Appeal from the United States District Court for the Northern District of Illinois, Eastern Division. No. 84 B 8768--Frank J. McGarr, Judge.
Cummings and Flaum, Circuit Judges, and Grant, Senior District Judge.*fn*
Dale Schmid, D.D.S., Ralph Schmid, Katherine G. Dengler, and Michael Overfield (the "creditors") filed an involuntary petition in bankruptcy against Zaddock & Co. ("Zaddock") under § 303(b)(1) of the Bankruptcy Code of 1978. 11 U.S.C. § 303(b)(1). Shortly thereafter the creditors filed another involuntary petition against Zaddock's president and principal shareholder Zadock Reid ("Reid"). The district court appointed an interim trustee to manage both Zaddock's estate and Reid's personal estate. Reid appealed the appointment of the interim trustee. We determined that at least on the basis of the evidence relied on by the district court, the creditors' claims against Reid were the subject of a bona fide dispute and therefore could not serve as the basis for an involuntary petition in bankruptcy. In re Reid, 773 F.2d 945 (7th Cir. 1985). Reid and his former attorneys, Arthur T. Susman and Marvin Temple (collectively "appellants"),*fn1 now seek to recover $63,570 in attorneys' fees and expenses incurred in rectifying what the appellants characterize as the wrongful appointment of an interim trustee. The district court denied their fee petition. We affirm.
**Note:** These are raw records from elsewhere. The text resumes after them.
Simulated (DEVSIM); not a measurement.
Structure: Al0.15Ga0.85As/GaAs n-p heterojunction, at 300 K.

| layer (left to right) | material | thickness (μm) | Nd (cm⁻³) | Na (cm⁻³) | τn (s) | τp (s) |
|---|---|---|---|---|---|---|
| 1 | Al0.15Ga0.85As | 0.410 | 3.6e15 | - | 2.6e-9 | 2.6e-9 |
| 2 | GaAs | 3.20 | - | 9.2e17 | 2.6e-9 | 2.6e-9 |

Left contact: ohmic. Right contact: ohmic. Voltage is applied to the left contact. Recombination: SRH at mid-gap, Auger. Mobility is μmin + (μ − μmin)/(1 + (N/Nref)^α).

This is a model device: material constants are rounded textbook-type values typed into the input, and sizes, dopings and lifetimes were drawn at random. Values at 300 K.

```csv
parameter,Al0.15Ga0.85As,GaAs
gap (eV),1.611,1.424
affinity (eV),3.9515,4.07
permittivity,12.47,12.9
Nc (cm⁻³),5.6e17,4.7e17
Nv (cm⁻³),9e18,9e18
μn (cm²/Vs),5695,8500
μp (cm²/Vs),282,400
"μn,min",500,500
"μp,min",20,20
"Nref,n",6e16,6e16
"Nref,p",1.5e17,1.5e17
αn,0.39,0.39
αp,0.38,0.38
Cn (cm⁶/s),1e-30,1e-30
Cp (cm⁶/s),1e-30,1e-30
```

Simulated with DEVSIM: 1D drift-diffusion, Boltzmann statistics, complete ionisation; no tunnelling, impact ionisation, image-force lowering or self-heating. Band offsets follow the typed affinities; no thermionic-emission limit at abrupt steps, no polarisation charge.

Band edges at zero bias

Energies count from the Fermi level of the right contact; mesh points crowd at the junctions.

On June 29, 1984 the creditors filed an involuntary petition in bankruptcy against Zaddock. On July 2, 1984 an interim trustee, Nathan Yorke, was appointed to manage the Zaddock business. Pursuant to his responsibilities as interim trustee, Yorke conducted a hearing at which Reid was examined. Reid invoked his fifth amendment right against self-incrimination and refused to answer any questions other than his name and legal residence.
On July 13, 1984 the creditors filed an involuntary petition against Reid individually. Four days later, the creditors filed an emergency application under 11 U.S.C. § 303(g) to have an interim trustee appointed to take possession of Reid's personal assets in order to prevent loss to his estate. Pursuant to § 303(g), the district court conducted a hearing and concluded that Reid controlled Zaddock and was improperly commingling Zaddock's assets with his own personal assets. As a result, the court appointed Yorke as interim trustee to manage Reid's personal estate and ordered the creditors to post a $10,000 bond to protect Reid against damages, including damages which might be recoverable under 11 U.S.C. § 303(i). Bankr. R. 2001(b).
Reid appealed, arguing that the appointment of the interim trustee was unlawful because the creditors' claims against him were subject to a bona fide dispute and therefore could not serve as the basis for an involuntary petition in bankruptcy. We reversed the district court in a divided opinion, each judge writing separately. In re Reid, 773 F.2d 945 (7th Cir. 1985).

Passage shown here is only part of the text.